Lawyers for the House Republican leadership today told a federal court that the House Bipartisan Legal Advisory Group plans to ask the Supreme Court to overturn a federal appeals court ruling from May 31 striking down part of the Defense of Marriage Act.
Although the Supreme Court request had been expected, it was unclear when such a request, called a petition for a writ of certiorari, would be made since the deadline for the filing is not until Aug. 29.
The news came today in another challenge to DOMA's federal definition of "marriage" and "spouse" contained in Section of the 1996 law. That case, Pedersen v. Office of Personnel Management, was brought by Gay & Lesbian Advocates & Defenders, and BLAG's counsel today asked the court to put that case on hold.
One of the reasons for doing so, BLAG's lawyers said, is because a Supreme Court decision on the constitutionality of Section 3 of DOMA would answer the questions raised in the Pedersen challenge.
That potential Supreme Court case, BLAG details, is Massachusetts v. U.S. Department of Health and Human Services, the appellate case decided by the U.S. Court of Appeals for the First Circuit decision on May 31.
Referring to that decision, BLAG's lawyers wrote today in the Pedersen filing:
The House now is preparing a petition for certiorari in the Massachusetts case, a petition which it intends to file by the end of this month. Massachusetts is a good candidate for Supreme Court review, as the First Circuit itself recognized: "Supreme Court review of DOMA is highly likely." If the Supreme Court grants certiorari in Massachusetts, which we think is likely, the Court likely will docket the case for briefing, argument and decision during the October 2012 Term.
Most legal experts have suggested that timeline in discussions about the Massachusetts case, which was brought by Massachusetts Attorney General Martha Coakley, and was heard and decided alongside another case, Gill v. Office of Personnel Management, which was brought by GLAD. That timeline would result in a decision likely by no later than this month in 2013.
Of course, the Supreme Court first would have to decide to take the case.
After BLAG files its petition, other parties have 30 days to file their view. The GLAD plaintiffs, Massachusetts, the Department of Justice and other interested individuals and organizations will be able to give their input as to whether the court should take the case. The court then will consider whether it wants to take the case, a question most scholars expect it to answer in the affirmative as the constitutionality of a federal statute is at issue. It could, however, hold the case in order to await a decision on one of the further DOMA challenges.

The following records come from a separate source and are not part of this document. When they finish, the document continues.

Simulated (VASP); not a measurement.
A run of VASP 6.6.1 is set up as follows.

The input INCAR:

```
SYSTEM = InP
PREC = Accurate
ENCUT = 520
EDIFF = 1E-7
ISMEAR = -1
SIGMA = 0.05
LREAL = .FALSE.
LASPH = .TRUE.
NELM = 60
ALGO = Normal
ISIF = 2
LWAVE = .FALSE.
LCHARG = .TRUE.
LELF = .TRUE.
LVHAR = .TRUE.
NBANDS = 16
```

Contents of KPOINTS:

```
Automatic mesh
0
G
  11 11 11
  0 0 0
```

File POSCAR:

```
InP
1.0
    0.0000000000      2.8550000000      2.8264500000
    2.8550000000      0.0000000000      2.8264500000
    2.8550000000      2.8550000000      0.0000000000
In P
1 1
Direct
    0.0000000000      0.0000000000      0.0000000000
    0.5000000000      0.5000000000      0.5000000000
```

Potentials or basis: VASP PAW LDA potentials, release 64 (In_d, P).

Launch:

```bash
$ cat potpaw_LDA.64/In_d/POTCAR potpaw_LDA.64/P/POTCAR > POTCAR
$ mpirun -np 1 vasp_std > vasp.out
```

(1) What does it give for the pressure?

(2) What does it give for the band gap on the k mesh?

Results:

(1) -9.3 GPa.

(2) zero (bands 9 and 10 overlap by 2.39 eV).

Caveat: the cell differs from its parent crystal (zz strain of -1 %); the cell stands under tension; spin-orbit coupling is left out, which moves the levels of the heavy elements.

BLAG is defending DOMA in court challenges because President Obama and Attorney General Eric Holder announced a decision in February 2011 that Section 3 of DOMA is unconstitutional and, therefore, stopped defending it in court challenges.
BLAG appointed outside counsel, former U.S. Solicitor General Paul Clement, to defend the law. Since that appointment, the three-judge panel of the First Circuit and three federal trial-court judges have struck down the law as unconstitutional despite his defense of it.
A spokesman for House Speaker John Boehner (R-Ohio) referred questions about the litigation strategy to their attorneys.